A colleague asked me to provide further information on history’s “Creative Hothouses”, such as ancient Athens, Renaissance Florence, the creative communities of the Parisian cafes and salons (early 1900s) and the German Bauhaus (1919-1933). Following is a summary of history’s creative hothouses.
Ancient Athens
The Athenians during the Golden Age of Greece (500 – 300 BC), created forms of history, mathematics, democracy, political science, philosophy, drama, architecture and sculpture, that continue to influence our world today. The hothouse of Athens was able to fuse a number of cultural domains into distinctive forms such as buildings, literature and politics. Thousands of years later the achievements of Athens played a crucial role in inspiring the Renaissance.
European Renaissance
The Renaissance Period (1300 to 1600), particularly in Florence, was characterised as the age of exploration with an emergence of new knowledge that influenced art and science. The knowledge from the ancient Greco-Roman period, that had lay dormant for a millennium, suddenly gained a renewed interest that further influenced the explosion of art and science. Advances in a number of industries occurred, including, travel, metallurgy, optics, ballistics, construction and agriculture. An exponential growth of wealth and knowledge also drove the emergence of the nation-state, each with its increased military power. The legacy created by the Renaissance Period was in the form of art. Life-like oil paintings and sculptures, the use of perspective, and the design of visually inspiring architecture was developed during the Renaissance.
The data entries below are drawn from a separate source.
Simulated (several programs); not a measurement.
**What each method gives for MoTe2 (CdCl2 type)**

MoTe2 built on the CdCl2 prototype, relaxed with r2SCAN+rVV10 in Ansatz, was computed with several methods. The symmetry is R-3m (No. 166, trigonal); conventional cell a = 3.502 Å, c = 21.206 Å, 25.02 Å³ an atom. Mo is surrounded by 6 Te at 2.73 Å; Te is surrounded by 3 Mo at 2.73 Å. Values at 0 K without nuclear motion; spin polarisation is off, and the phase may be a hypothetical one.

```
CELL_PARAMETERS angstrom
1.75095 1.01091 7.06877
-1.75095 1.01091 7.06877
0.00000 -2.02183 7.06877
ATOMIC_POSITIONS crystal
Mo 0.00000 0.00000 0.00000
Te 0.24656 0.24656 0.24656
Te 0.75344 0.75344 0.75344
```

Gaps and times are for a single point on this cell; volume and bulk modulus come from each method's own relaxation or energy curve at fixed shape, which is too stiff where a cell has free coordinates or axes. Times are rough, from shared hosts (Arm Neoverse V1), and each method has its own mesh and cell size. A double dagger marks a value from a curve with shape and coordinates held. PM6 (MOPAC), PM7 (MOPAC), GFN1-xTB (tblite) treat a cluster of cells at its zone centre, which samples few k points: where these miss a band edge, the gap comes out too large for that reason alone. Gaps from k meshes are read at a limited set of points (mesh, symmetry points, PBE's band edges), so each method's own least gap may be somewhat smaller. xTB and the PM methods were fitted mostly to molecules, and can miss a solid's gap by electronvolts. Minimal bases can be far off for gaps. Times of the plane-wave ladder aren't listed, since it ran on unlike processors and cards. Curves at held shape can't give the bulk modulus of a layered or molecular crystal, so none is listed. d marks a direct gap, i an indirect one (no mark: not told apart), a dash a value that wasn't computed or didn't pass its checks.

The Parisian Cafes and Salons
During the early twentieth century, following the Paris World Fair in 1900, an industrial boom occurred in Europe and the United States, bringing new technological developments such as the horseless carriage, the wireless radio, widespread use of the telephone, and the proliferation of electric light bulbs. It was also the time when Albert Einstein published his first paper on the Theory of Relativity. During the early 1900s the Parisian cafes were social hubs fuelled by coffee, wine, and creative passion, where people would meet in an environment conducive to sharing mutually stimulating ideas and conversations. Gertrude Stein’s apartment also became one of the significant hothouses in Paris in the 1920s, with gatherings every Saturday night (salons) and visits throughout the week. Stein collected paintings of notable artists such as Picasso, Matisse and Braque before they became famous. The apartment became a salon of creativity where artists, poets and writers (Pablo Picasso, Guillaume Apollinaire, Ernest Hemingway and Thornton Wilder to name a few) came together to share their experiences and fuel creative inspiration through the process of osmosis.
German Bauhaus
The German Bauhaus (1919-1933) under the leadership of Walter Gropius provided a workshop experience for architecture, sculpture, art and design. It also became the creative hub that bridged art and business where new creations could be transformed into products for the market. It brought together the cultural and physical landscapes to develop and stimulate students through transfering the skills of the masters. Many students then became masters teaching their learnings and experiences to future students. In 1934 when the Nazis declared all modern art to be ‘un-German”, the Bauhaus moved to Chicago where it became the New Bauhaus and later the Institute of Design.
Common Characteristics
The hothouses in history had a number of characteristics that were common, particularly the ability to accomplish the following (extracted from “The Hothouse Effect”):
- Sustain a high level of innovative creativity for a significant period of time
- Draw on the knowledge and innovation of the broader cultural community to which it belonged
- Spawn geniuses whose achievements climax the work of many other practitioners at all levels of achievements
- Establish a new paradigm, that is, a new way of doing things that informs its creative products and establishes new principles, procedures and standards.
- Achieve wide recognition and establish a lasting legacy to which future generations continually return to emulate.
It may also be interesting to study some of the more modern creative hothouses, such as Silicon Valley, and learn how intellectual exchanges led, in this example, to the development of the “dot.com boom”.
You may also know of other creative hothouses, local regional or national, that you would like to share.